Paul Morden, The Sarnia Observer | January 15, 2018
Makerspace, one way the Lambton County Library is embracing changing technology, has been a hit.
Launched in June 2016 with funding from the provincial government, Makerspace has a permanent location at the Sarnia Public Library with a 3D printer, laser cutter, book binder, button makers, sewing machine and other machines for use by patrons with a library card.
Last year, the county added a Mobile Makerspace project that takes machines on the road for visits to the county library system’s other branches.
Provincial funding ended in December but county library officials, with the blessing of county council, are working out plans and budgets to continuing offering the permanent and mobile Makerspace services.
“It has been really well received by the entire Lambton community,” said Darlene Coke, the county’s manager of library services.
“It’s nice to see the widespread interest.”
Makerspaces, like Lambton’s, are turning up more often in public and school libraries around Ontario, Coke said.
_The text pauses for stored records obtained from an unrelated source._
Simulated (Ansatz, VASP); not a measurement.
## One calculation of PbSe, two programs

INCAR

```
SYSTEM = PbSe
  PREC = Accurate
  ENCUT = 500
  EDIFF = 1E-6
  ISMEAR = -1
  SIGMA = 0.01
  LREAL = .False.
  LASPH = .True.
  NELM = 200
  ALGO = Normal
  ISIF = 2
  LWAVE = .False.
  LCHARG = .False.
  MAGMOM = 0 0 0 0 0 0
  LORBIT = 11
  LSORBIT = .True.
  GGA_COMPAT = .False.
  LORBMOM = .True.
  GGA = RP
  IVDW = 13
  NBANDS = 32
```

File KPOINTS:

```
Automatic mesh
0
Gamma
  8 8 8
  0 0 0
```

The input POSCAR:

The first year when the program was only available at the downtown library, more than 6,500 people visited and attended workshops.
In the second year, when the Mobile Makerspace was added, users numbered more than 13,600.
A report Coke prepared for county council notes interest was also strong in library branches outside of the city and that, at times, groups had to be turned away.
“Young children have been very interested, but we’ve also had middle-aged adults and seniors participating, as well,” she said.
The report notes Makerspace is also contributing to the local economy by providing homebased and other small businesses access to the technology.
They include Jade Barr who began a soft-soled shoemaking business, JadyBabys, in her home eight years ago and last spring moved into a commercial space in Sarnia.
Barr said she was having labels made for her by a Toronto-based supplier.
“I knew how to make them myself but the machine to make them is fairly expensive,” she said.
“It’s not really feasible for me.”
She began using the laser cutter at the downtown library’s Makerspace after hearing about it from a friend, reducing the cost of each lapel from 75 cents to about three cents.
“The library is great,” Barr said.
County council recently backed continuing the Mobile Makerspace visits through June while library officials figure out how to incorporate the program into the department’s regular budget.
In 2017, county council temporarily altered the library department’s staffing to increase the complement for the programming but provincial funding, which had off-set some staffing costs, ran out at the end of the year, the report said.
Some costs for supplies are expected to be offset by user fees.
“It’s part of the transformation of library services,” Coke said.
“Libraries are moving away from those bricks and mortar locations that simple offer books.”
That has involved offering digital books and other online services, along with Makerspaces which provide a way to develop “skills that will really benefit those that are preparing for jobs in future economies,” Coke said.
“Today, literacy is about more than just reading and writing. It’s also about interacting across platforms and tools.”
Skills expected to need in the future include critical thinking, creativity, decision making, cognitive flexibility and the ability to solve complex problems, Coke said.
“Those are the types of skills that are really fostered through use of Makerspace equipment.”